Whose Poet?

“’William Barnes, you say? What possible relevance could he have today?’ ‘Well, I suppose people who like Dorset might be interested, or some local historian or Wessex regionalist, but as for me…’. So goes the reasoning of many. It is false reasoning…”
Fr Andrew Phillips (2003), in the foreword to a reprint of Barnes’ Views of Labour and Gold

Nice piece in the (London) Guardian yesterday about William Barnes. Nothing about Wessex though, the place that Barnes himself revived in 1868, after centuries when the word was seemingly only used by historians.

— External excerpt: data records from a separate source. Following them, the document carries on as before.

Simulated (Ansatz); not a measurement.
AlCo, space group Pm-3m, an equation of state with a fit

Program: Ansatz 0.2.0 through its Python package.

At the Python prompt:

The journalist seems to think that Barnes can be promoted as the English equivalent of Robert Burns. The Wessex equivalent, fine, with Barnes Night (22nd February) an established tradition in parts of Dorset and now spreading further afield. But a national poet for England? A poet who wrote in the Wessex dialect? No doubt the London hacks will all want his poems translated first before they read them. Can’t be having them in wurzelly, ‘inaccessible’ language now, can we? Dorset dialect is dead, implies the article. Maybe, in the trendy parts where hacks hang out. They really do need to mix a bit more.

Perhaps national poet isn’t too far-fetched. For Fr Phillips, Barnes “is someone of whom not only Wessex should be proud, but all England, and indeed one whose vision is today of global importance.” Yet we do think Wessex is something other than just another name for England. East Anglia, Mercia and Northumbria are not fictional places whose inhabitants have no legitimate opinions, nor great poets of their own to proclaim. Besides, to see Barnes purely as a poet would be to belittle the man, who should be remembered for many talents.

Views of Labour and Gold, first published in 1859, is a treatise on political and moral economy that deserves to be read everywhere, but especially in Wessex, from where its wisdom arose. It speaks prophetically against the powerbrokers in London and beyond, of ‘Saxon Economics’, and reminds us that work and money are our servants, not our masters. It’s not just for fans of Dorset, or local historians, but definitely for Wessex Regionalists too.